ST. PETERSBURG, Fla. — Brian Tallet is getting sick of the sight of the Tampa Rays.
Who can blame him?
In his past three starts, every time Tallet has peered in from the mound he has seen nothing but Rays with bats in their hands.
Three starts ago, July 8, the Rays pounded him for eight runs off 11 hits, chasing him from the game after three innings.
Then on July 25, his next start, it was seven hits and five runs over six innings.
Oddly enough, both starts ended in no-decisions in what would be identical 10-9 losses, the latter one taking 12 innings.
The saying goes that ‘third time’s a charm’ but you would be hard-pressed to get Tallet nodding in agreement as the lanky lefty was lit up once again in an 8-3 loss that put an end to Tampa’s season-high five-game losing skid.
For the opening two innings Tallet looked as if he’d gain a measure of revenge as both frames went three up, three down.

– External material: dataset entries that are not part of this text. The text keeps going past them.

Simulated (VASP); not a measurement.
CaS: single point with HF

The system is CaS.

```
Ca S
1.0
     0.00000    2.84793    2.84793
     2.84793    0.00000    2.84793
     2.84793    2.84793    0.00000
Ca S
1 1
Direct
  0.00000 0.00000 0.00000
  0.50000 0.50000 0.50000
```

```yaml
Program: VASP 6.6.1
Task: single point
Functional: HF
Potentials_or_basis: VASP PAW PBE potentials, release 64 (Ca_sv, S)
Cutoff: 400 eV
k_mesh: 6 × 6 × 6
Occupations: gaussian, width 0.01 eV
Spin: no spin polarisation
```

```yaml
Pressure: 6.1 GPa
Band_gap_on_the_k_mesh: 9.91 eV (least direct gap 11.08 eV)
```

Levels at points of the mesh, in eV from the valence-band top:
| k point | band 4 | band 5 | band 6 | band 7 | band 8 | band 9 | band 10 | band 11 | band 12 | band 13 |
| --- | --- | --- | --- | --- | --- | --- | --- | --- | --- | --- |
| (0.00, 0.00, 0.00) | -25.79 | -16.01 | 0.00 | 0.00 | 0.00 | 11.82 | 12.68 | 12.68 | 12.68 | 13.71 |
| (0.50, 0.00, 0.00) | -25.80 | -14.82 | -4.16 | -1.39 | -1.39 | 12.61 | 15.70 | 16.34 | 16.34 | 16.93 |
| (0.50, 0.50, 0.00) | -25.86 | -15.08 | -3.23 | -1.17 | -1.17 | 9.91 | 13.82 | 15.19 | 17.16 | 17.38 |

Tallet retired the first batter in the third and then the roof caved in as the Rays pounded away for five hits and four runs to overtake the Jays 2-0 lead.
Once they got in front the Rays stayed there putting the crowd of 29,632 in an upbeat mood for the B-52s post-game concert.
The Rays post-game concerts, held on Saturday nights through the summer, have brought the home side nothing but good fortune. Since they started in 2008 the Rays Summer Concert Series has resulted in a 14-1 record. Bring it on, baby.
Tallet, meanwhile, dropped to 5-7 and will be praying that he’s not in the rotation mix when the Jays face Tampa the next homestand, Aug. 24-26.
Tallet, however, has become something of a favourite tune for the Rays.
With two on and one out in the third, Jason Bartlett delivered an RBI single and that blow was followed by a two-run double by Carl Crawford and blast off the top of the left-centre wall by Evan Longoria that made it 4-2. The Rays added a run in the fifth and chased Tallet in the sixth.
Tallet’s line would be 5 2/3 innings, 10 hits, five earned runs. So in the three starts it was 28 hits and 18 runs over a combined 14 2/3 innings.
The Jays big splash of the game came in the third when Aaron Hill hammered his 28th homer of the season into the seats in left, a two-run shot.
The 28 jacks are the most by any middle infielder in club history and the most by any American League infielder since Alfonso Soriano hit 35 for Texas in 2005.
With Tampa starting lefty Scott Kazmir, Jays manager Cito Gaston opted for his right-handed hitting lineup which meant that Joe Inglett and the hot-hitting Lyle Overbay were on the bench with Jose Bautista and Kevin Millar in the lineup.
Gaston said that he was tempted to have Overbay start — he’s 4-for-12 lifetime against Kazmir — seeing as the first baseman has been his best hitter of late. Since Aug. 1, Overbay has been hitting .414 (12-for-29) with three homers and seven RBIs.
Gaston, though, was thinking ‘big picture’ and looking ahead to the Boston series next week at home where the Jays will be going up against lefty Jon Lester, one of the toughest in the game.
“I was looking at letting Bautista and Millar have an opportunity to swing the bat before facing a guy like that,” Gaston reasoned.
They didn’t accomplish much in their warmup against Kazmir as they combined to go 0-for-7.